If you are talking about responsive design here i recommend using a responsive.css like on “webmization” Check this site and go to the responsive.css file and have a look
Thank you for your reply, I’ll definitely check the website. However, I was hoping to find a logical explanation to why we are defining the height property and giving it a value of auto when the browser automatically adjust the height of the image when it’s width go below 100%. Is it because some browsers won’t do that by default?
img { width: 100%; } means: scale the image horizontally to fit the containing element, e.g. a div, irrespective of its actual pixel size.
img { max-width: 100%; } means: scale the image horizontally, but never let the image get bigger than its actual pixel size.
In the case of width: 100%, the original aspect ratio of the image will be maintained and height:auto is not required. (If you include it by mistake it won’t affect anything.)
In the case of max-width: 100%, height: autois required to maintain the image’s aspect ratio. If you don’t include this rule you will find that as soon as the screen gets smaller than the actual pixel width of the image it will continue to scale (shrink) horizontally but remain at its actual pixel height.
Thank you for your reply and your detailed answer.
I find it interesting that the example you included presets the width and height of the image in the img tag, which I’m not sure why it is the case (because the image will still be rendered normally by the browser without these attributes). I can see your point, but again deleting the height attribute from the img tag makes the height responsive and I don’t have to include auto in that case.

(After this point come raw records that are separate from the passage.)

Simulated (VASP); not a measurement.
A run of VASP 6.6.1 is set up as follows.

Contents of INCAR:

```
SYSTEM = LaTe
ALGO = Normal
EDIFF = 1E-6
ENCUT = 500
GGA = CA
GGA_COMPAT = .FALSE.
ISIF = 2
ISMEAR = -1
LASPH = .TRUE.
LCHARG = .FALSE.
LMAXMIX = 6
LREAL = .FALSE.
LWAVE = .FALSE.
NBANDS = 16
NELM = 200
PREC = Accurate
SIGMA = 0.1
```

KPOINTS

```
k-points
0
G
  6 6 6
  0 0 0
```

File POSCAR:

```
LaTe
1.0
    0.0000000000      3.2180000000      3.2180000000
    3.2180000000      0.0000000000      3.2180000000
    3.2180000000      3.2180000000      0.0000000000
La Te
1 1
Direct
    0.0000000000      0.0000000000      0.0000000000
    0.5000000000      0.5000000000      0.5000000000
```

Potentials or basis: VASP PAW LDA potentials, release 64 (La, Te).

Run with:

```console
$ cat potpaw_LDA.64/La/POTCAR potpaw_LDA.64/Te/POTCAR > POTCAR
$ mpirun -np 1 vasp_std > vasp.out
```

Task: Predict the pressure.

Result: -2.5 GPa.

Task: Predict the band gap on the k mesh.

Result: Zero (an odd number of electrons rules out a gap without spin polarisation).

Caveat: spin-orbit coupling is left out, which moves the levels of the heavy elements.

It might be silly somehow to give that much thought into something as simple as that, however, I just thought it’s not necessary to add a height rule of auto to the solution when in reality it doesn’t matter because the {max-width: 100%;} would take care of the height responsiveness as well.
I’d advise always using the height:auto rule with max-width:100%.
The example I showed you has hard-coded width and height attributes, true. This is often the case when the image is output within e.g. Wordpress.
If that was so, then the height attribute could cause trouble. If you have full control over the HTML output then you don’t need height: auto (which is really a safety measure).